With three films in the official selection at this year's film festival, South Korea leads all other Asian nations, and every other country except France. For film watchers over the past decade, this is no long a surprise. South Korea is one of the few countries in the world where local productions outdraw Hollywood product, and for the past decade, since well, since the historical musical Chunhyang was accepted at Cannes in 2000, Korean films have won steady run of prizes at festivals.

They include a new film from Lee Chang Dong ( Oasis, Secret Sunshine) called Poetry, about a grandmother who takes a poetry class to discover the beauty in everyday life - and faces a dilemma when her grandson is faced with sexual assault. Director Hong Sang-soo ( Virgin Stripped Bare by her Bachelors), who is regarded as the most rigorous and consistent of the Korean new wave, brings Ha Ha Ha, which begins with a Korean filmmaker making plans to move to Canada. Given the vigor of our respective film industries, this would seem to be a poor career move.

And then there's today's gala film, The Housemaid, from Im Sang-soo ( The President's Last Bang) is a remake of one of Korea's most celebrated films, an erotic shocker first made by Kim Ki-Young in 1960, during a brief window of liberality in Korean cinema. The original Housemaid was almost lost to history, before being painstakingly restored by Martin Scorsese's World Cinema Foundation. After being re-released to acclaim on the festival circuit in the last few years, The Housemaid came out on DVD last year, with commentary by current Korean box office champion Bong Joon-ho ( The Host, Mother).

Clearly, The Korean appetite for drastic domestic melodramas is nothing new. Yet the historical changes between the two version are fascinating. The original black-and-white movie was about a middle-class couple, struggling to maintain a lifestyle beyond their means, which causes the pregnant wife to become ill with exhaustion. They hire a factory girl as a maid, who seduces the husband and wreaks havoc on the family.

Both an indictment of post-war materialism and class fears, the original is a mad masterpiece which Scorsese described the film as "passionately claustrophobic."

Legend has it that original maid (Lee Eun-shim) was so persuasive her performance may have ruined her career. Reportedly, audiences were so outraged they yelled "Kill the bitch" at the screen and Lee found few directors willing to risk using her again.

The new lush and expansive colour version makes cryptic references to the original film - including a mysterious suicide in an opening scene - and is perhaps best understood as a contemporary response to the original film.

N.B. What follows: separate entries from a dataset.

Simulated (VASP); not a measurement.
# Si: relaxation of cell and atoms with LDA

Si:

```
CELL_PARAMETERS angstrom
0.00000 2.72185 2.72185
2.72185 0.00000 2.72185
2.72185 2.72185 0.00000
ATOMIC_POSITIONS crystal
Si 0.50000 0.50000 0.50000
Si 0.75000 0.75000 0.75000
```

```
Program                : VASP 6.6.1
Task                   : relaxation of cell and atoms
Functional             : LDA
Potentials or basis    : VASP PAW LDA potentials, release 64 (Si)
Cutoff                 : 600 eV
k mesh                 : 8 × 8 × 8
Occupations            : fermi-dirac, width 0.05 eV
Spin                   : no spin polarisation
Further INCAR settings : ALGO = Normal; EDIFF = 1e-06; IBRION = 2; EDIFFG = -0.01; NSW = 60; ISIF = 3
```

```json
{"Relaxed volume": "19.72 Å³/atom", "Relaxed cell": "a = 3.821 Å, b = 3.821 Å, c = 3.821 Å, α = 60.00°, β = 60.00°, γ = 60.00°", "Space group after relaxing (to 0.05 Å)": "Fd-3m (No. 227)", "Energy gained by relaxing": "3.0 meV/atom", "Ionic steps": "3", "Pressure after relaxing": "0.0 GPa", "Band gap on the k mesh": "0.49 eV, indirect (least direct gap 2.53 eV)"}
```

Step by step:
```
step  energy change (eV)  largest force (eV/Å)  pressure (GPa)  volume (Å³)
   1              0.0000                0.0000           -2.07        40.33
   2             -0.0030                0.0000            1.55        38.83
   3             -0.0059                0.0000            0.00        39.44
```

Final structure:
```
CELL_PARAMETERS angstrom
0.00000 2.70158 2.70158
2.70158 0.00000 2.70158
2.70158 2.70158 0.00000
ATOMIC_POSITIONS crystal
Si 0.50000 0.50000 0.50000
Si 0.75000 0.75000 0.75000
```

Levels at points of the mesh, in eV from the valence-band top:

Right away, you know you're on different ground with the casting of the titular character. This time , the much-awarded Korean star Jeon Do-Yeon is in the role. Jeon, who won the best actress prize at Cannes in 2007 for her performance as a bereaved mother in Secret Sunshine, has one of the kindest, most sympathetic faces you're ever likely to see onscreen. There's no danger of anyone in the audience calling for her to be killed.

In this version, Jeon, 37, is clearly older than the actress who plays the wife, a pretty spoiled trophy for her wealthy, feckless husband.

Rather than a story of dangerous middle-class aspirations, this is a parable about the cruelty and lack of accountability of the rich.

Part of this makes a more conventional movie but also reflects a different economic world.

According to a 2007 study by the Korea Institute for Health and Social Affairs, the gap between the rich and poor increased considerably in the years between 1996 and 2006, the years after the Asian financial bubble burst.

It's not entirely a coincidence that this was also the period that saw a flowering of Korean filmmaking. According to a recent book, Jinhee Choi's The South Korean Film Renaissance: Local Hitmakers, Global Provocateurs, one of the things that helped Korean cinema was the movement of cash away from the stock market into relatively more stable kinds of venture capitalism -- including home-grown films.